The third incident which captures the Franciscan charism was Francis’ encounter with the leper. As Francis rode one day along a road, out stepped the leper. He started to ride away. But no! Francis slowly climbed down from his horse and embraced the leper. He saw in the leper the brokenness of human existence. A leper can be described as someone who lacks wholeness. So often in our own lives we experience this lack of wholeness – ugliness – in ourselves and in others. Sometimes we cry out to that compassionate Power beyond ourselves, God Himself, to embrace, to heal the “leper” (the ugliness) within ourselves, to make us whole. At other times we “ride away” (so to speak) from the “leper” in others, people whom we perceive as ugly, who lack wholeness. Theology students are challenged to embrace these lepers too, to heal the brokenness of their lives, to make them whole. A confrere of mine wrote: “The world has changed many times since Francis’s day and yet, sadly, so many of the same conditions and problems have returned in our own time.”

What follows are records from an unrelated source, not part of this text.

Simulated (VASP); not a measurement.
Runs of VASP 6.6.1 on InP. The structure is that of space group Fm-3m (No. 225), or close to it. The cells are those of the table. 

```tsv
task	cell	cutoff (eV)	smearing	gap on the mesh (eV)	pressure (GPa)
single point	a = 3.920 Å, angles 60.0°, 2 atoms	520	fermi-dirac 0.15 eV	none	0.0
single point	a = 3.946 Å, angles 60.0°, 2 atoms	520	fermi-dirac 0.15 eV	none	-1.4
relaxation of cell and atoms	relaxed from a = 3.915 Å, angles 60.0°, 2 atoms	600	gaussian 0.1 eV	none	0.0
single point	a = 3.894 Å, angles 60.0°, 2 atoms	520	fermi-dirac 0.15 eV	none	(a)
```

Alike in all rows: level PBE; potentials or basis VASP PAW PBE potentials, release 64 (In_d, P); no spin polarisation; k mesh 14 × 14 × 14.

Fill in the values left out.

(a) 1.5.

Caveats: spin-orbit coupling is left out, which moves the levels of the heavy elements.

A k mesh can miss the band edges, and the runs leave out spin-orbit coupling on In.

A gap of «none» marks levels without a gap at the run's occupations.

La Verna, San Damiano and the leper – three incidents which capture the Franciscan charism and empower that charism to speak meaningfully to seminary education today. These three incidents show that Francis was able to cut through all the trivial questions of this earthly life of ours and focus upon the essential questions of human existence: spirituality or life with God; community; and the brokenness of the human family and the human need for God’s healing power.
What should seminaries – theological schools – challenge their students to do? Roman Catholic seminary education today is faced with all kinds of questions. What form will ordained ministry take in the future? And lay ministries: What forms will they take, especially in the light of the projected decrease in the number of candidates for ordained ministry? What is the role of the seminary in the preparation of lay ministers? The ordained priest of tomorrow may be called upon primarily to be the facilitator and spiritual animator, enabler and to some extent, the educator of lay ministers. And what about racial, economic and sexual minorities. How should the seminary respond to these constituencies in the Church? How should the seminary promote a simpler life style in a church concerned with global justice? How better prepare students in the use of media, television, programmed instruction and other audio-visual methods?
Seminary education today is faced with still further questions about the students themselves. They tend to be older and their backgrounds more disparate than students 20 years ago. And they have been influenced by values not often in tune with our Judeo-Christian faith tradition. In our American culture, self-fulfillment, more often than not, is overemphasized at the expense of community needs. Commitments are not always taken seriously. Consumerism frequently is pursued and simpler life styles ignored. The so-called sexual revolution has challenged past understandings, especially the commitment to celibacy. Witness the public interest in the TV serialization of “The Thornbirds.”
In the midst of all these questions, we may wonder what we are called upon to do in seminaries – theological schools today. I think the greatest challenge of professors in seminaries and theological schools is to call the people they serve to life as well. I say this because there appear to be so many signs of death all around us in these final two decades of our own twentieth century.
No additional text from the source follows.